Being one of the busiest cities in the world, its complexity grows to cope with the changes outside its domain. Part of the environment’s complexity is the use of the Internet, which is continuously reinventing the whole customer process, from information to after-sales care ( 2006). The use of the Internet in Hong Kong made negotiations faster, developed new high-tech tools, enhanced Research and Development, hastened operation and production, and contributed to the improvement of analysis and decision-making processes in companies (2006). Because the use of the Internet is one of the most useful tools in closing negotiations in Hong Kong and in establishing communications, it has largely contributed to the complexity of PCCW’s external environment.


 


Competition Analysis: Porter’s 5 Forces Model of Competition


            The model of pure competition suggests that risk-adjusted rates of return should be stable across firms and industries. Nevertheless, a number of economic studies have asserted that different industries can sustain varied levels of profitability, through knowledge of the structure of the industry. With this, Porter’s 5-Forces Model is useful for understanding the context of the industry, in which the firm operates (  2006). 



  • Rivalry – This is caused by several factors, such as the presence of a larger number of firms that compete for the same consumers and resources; low switching costs for a consumer can switch from one product to another; strategic stakes are high when a company is losing market position; a diversity of rivals with different histories, cultures, and philosophies; and industry shakeout ( 2006).

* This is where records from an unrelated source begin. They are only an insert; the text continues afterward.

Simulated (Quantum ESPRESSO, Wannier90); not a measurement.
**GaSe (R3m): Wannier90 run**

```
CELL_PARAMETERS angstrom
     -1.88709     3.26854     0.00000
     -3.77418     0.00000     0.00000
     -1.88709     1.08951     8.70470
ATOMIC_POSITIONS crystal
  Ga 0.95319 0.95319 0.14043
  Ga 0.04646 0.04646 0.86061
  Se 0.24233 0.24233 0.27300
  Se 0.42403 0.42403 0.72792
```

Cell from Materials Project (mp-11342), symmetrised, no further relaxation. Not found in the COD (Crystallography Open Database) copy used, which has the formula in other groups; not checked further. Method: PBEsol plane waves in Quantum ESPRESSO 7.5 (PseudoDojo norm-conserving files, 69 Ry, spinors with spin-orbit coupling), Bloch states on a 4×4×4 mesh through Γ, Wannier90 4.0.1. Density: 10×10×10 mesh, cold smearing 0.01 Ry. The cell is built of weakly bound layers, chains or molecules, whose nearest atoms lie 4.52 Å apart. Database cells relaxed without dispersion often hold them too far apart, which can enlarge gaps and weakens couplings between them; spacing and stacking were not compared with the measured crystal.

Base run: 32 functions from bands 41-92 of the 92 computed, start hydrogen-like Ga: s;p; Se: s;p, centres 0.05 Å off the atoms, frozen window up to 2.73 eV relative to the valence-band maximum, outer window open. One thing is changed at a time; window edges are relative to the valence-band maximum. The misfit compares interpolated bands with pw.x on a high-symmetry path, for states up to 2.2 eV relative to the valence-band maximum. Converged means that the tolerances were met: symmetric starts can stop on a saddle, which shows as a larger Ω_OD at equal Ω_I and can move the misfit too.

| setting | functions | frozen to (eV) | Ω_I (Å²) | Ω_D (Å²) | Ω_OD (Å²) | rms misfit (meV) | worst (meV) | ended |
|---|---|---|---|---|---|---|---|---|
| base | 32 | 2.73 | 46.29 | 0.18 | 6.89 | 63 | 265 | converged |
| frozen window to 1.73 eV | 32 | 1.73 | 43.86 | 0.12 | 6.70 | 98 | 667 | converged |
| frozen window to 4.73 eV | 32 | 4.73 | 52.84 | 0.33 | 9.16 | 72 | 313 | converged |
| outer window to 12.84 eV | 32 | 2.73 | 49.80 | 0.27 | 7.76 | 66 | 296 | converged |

  • Threat of Substitutes – Substitute products refer to products in other industries ( 2006). The threat to PCCW is the price of the materials being used in order to render service to consumers, which include cables, telephone lines, and many others.

  • Buyer Power – This refers to the impact that customers have on a producing industry ( 2006). In Hong Kong, buyer power is strong, such that this could provide PCCW’s rivals with a strong and efficient business.

  • Supplier Power – The power of suppliers over PCCW is also strong, as it also contributes to the decline of the business of the company. Due to the increase of prices in the market, prices of raw materials also increases, thus, give additional costs for the company.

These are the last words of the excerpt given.